Generic GPIO on USB / hotpluggable gpiolib device

From: Andy Green
Date: Fri Sep 10 2010 - 04:52:25 EST


Hi -

I just wrote a small driver that exposes a USB device's IO as generic GPIO using a little protocol. I often needed a simple way to bitbang something from my laptop and this is going to be very useful to implement it.

It works fine with dynamic GPIO allocation and so on, but I maybe realized at the end why nobody did this until now, in gpiolib it says...

/**
* gpiochip_remove() - unregister a gpio_chip
* @chip: the chip to unregister
*
* A gpio_chip with any GPIOs still requested may not be removed.
*/
int gpiochip_remove(struct gpio_chip *chip)
{
...
for (id = chip->base; id < chip->base + chip->ngpio; id++) {
if (test_bit(FLAG_REQUESTED, &gpio_desc[id].flags)) {
status = -EBUSY;
break;
}
}
...

In short gpiolib doesn't have the concept that the chip can be hot(un)plugged randomly, including at times when something has requested the GPIO.

I am quite certain that USB generic GPIO would be something very nice for end users, to be able to casually plug in even the cheapest USB micro and bitbang as much GPIO as you like from userspace in a standardized way (including being able to exploit the existing bitbang protocol drivers on the exposed GPIO) would be very handy. The protocol is simple and flexible (1 x IN endpoint and 1 x OUT endpoint, only one packet per call, device announces number of GPIO it supports).

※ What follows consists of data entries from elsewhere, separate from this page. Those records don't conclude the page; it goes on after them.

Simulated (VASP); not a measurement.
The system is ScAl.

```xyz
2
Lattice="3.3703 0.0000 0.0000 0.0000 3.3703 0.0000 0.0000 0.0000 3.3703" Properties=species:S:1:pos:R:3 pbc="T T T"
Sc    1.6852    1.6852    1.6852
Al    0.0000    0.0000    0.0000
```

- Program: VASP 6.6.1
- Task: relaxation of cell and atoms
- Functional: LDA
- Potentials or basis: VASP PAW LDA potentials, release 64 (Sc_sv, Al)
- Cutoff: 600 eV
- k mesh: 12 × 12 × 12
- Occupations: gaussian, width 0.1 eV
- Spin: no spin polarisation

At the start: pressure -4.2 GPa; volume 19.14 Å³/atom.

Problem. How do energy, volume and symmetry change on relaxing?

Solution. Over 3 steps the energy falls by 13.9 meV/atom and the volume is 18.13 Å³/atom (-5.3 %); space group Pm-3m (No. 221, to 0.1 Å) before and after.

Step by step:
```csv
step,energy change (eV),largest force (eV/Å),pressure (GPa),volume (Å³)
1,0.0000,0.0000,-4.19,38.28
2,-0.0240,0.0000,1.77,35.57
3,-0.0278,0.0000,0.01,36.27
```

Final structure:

What'd be the feeling if I enhanced gpiolib a bit along the lines of:

- changing the chip set() function to be able to return errors, at the moment it's void return from that

- adding a flag marking a chip as "dead", causing all IO via it to fail immediately and it to be auto-removed when the last request goes

Does this seem workable? What to do about say SPI bitbang protocol driver instance that sees its generic gpio calls started failing?